The end of the 2014-2015 school year brings with it the end of the first full year of classes while New Frontiers construction continues.
Currently, the construction project is in its second phase of building. The project was first approved by Westminster City Council in July 2012, with construction beginning in May 2014.
The groundworks construction team has completed their work and the art building has had its second floor filled in. “Now they’re [building] the ceiling and the floors of the art building in the next couple of weeks. After the structure is built, then there’s a special team that will come in and seal the buildings, such as installing the windows,” Director of Operations Jim Heynderickx said.

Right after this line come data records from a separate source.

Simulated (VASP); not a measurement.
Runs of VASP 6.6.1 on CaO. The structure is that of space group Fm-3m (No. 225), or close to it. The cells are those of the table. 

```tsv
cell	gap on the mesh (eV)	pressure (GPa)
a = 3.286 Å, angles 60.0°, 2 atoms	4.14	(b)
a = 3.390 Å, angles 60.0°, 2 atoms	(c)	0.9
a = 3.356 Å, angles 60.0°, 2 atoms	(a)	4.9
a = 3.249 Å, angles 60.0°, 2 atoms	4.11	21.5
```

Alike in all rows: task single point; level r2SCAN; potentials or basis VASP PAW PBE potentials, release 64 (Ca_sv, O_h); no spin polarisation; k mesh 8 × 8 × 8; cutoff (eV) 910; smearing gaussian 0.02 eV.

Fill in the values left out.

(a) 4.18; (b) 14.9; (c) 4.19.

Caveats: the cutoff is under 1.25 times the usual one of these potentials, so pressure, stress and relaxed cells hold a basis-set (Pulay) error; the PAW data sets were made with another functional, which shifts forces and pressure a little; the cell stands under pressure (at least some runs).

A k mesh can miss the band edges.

While there is no specific date set for the completion of the art building, it is expected to be finished between October and November. “In some ways, the time isn’t so critical, because we’re going to want to go in and do some cabinetry and fit out after handover. We really don’t plan to move in and start using it until January, so there’s a buffer there,” Heynderickx said.
Likewise, there is no set date for the full completion of the New Frontiers project. “The end date for the construction has changed a little bit, but it’s still to be determined,” Heynderickx said. “[The workers] might save some weeks in the second part of the project that they lost in the first few weeks.”
“As the weeks have gone by, there were some weeks where things had to go more slowly because they found unexpected things underground, like the concrete under an old underground tank was a meter thicker than expected. Things have to be changed a little bit as we go along, mostly construction methods,” Heynderickx said.
Additions to the school include a new art department, science classrooms, fitness center and a swimming pool.
Director of Advancement William Vaughan, who is in charge of raising funds for the Capital Campaign, a £22 million project, believes the campaign has been, “very successful.”
While £12 million of the Capital Campaign will go toward the construction project solely, the rest of the funds raised are reserved for endowment for financial aid. So far, the Capital Campaign has raised £20.3 million. “It’s one of the quickest campaigns I’ve ever been involved with. The fundraising aspects of it has been about 24 months,” Vaughan said.
Donators to the Capital Campaign range from current parents and parents of alumni, however, “The bulk of the funds by far have come from current parents, which is terrific,” Vaughan said.
While there is approximately £2 million more needed for the Capital Campaign, “The money’s been pledged that we needed for the buildings, from the fundraising standpoint,” Vaughan said.
To raise the remaining funds for the Capital Campaign, the school will reach out to corporations, foundations and new parents. “Typically, corporations are going to give because the school is important to them so they can attract top executives,” Vaughan said.
Watching the growth of the project over these past few years, from the planning to the beginning of the construction process, has been a unique experience for Heynderickx. “It’s really special to work on a project this large. I’ve been involved in campus projects before, but to do one in St. John’s Wood in a conservation area, the challenge of getting planning permission, of making a building that the St. John’s Wood community is proud of, is a great challenge,” he said.
Likewise, disruption for neighbors of the St. John’s Wood community as a result of the construction has been minimal. “The feedback we’ve gotten from the neighbors is that we’ve done a good job in controlling the traffic and the noise and following the regulations,” Heynderickx said.
During the building process, no specific changes have been made with regards to the construction. Heynderickx explained that this is because each time a change is made, it must be approved by Westminster City Council, which often is a time-consuming process. “Since we received planning permission, we haven’t made many exterior changes because that would have triggered additional planning permission applications,” he said.
It is expected that the new buildings will include more space for High School students, HS Principal Jack Phillips said. “We anticipate that there will be a place for students to relax and hang out and a gallery space to display student work.”
As the building project comes together and continues to make progress, Phillips looks forward to what the product will mean for students. “I love the idea of a building, we need space. Square footage is a premium here and I think it directly translates into programs and opportunities for students. Whether they’re passionate about science, passionate about art, we’re honoring a lot of things that make ASL, ASL,” he said.
With 40 to 50 people working on the construction site daily, and the sheer scale of the project, Heynderickx believes the expected outcome of the project makes all members of the team, proud. “It’s going to be [a project] they will bring others to see and say, look at the work that we did on this’,” Heynderickx said.